The task was to autonomously detect a square window and fly through the center of the window in a given environment autonomously.
The catch: The training for the detection model had to be done entirely on simulated data.
Check the Report for an in-depth explanation: Report.pdf
- Data Generation
- Data Augmentation and Training a DL network
- Deployment and Testing
- Window Pose Estimation
1. Data generation and Augmentation
-
For this task, I created a model of the window in Blender. By randomly spawning the window in different poses I could capture images to create my training data set.
-
Since the model was created in Blender, and I had the coordinates of the 4 corners of the window, I could easily extract them and use these as my ground truth labels and masks.
-
Since there is a square-shaped hole in the window, we used the "Domain Randomization" technique to add different backgrounds in each image to create a diverse dataset. For this, we used the "Flying chairs" dataset and created 3000 images for our training set.

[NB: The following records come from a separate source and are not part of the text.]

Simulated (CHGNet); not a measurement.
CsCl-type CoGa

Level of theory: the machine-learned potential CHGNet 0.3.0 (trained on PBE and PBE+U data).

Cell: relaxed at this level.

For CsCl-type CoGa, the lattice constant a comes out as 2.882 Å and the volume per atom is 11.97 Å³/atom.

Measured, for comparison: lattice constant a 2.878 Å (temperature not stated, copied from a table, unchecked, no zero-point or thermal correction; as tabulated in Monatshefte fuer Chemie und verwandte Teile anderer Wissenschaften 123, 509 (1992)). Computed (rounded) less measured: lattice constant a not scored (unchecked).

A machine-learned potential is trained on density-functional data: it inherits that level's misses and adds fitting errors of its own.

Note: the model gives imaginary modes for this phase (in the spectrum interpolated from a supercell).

2. Data Augmentation and Training a DL model
-
For data augmentation, I used Roboflow for adding noise, rotations, and random crops to the images and expanded the original training dataset from 3000 to 24000.
-
Using PyTorch and the YOLOv8 instance segmentation model, I trained our model to segment windows in the real world.
3. Deployment and Testing:
- Our drone was a DJI TelloEDU and we were using NVIDIA's JETSON Orin Nano as a computer. Even though we were using the YOLOv8-nano model, it was still too big as we were running multiple networks in parallel. We converted our segmentation model using Tensor RT SDK to optimize the runtime in real-time.
4. Pose Estimation:
- After testing the model on frames captured from the drone's camera, we got accurate segmentation masks and the four corners for the windows in the environments. The next step was to use OpenCV's SolvePnP function to get the pose in real world so the drone could be commanded to fly through the gate.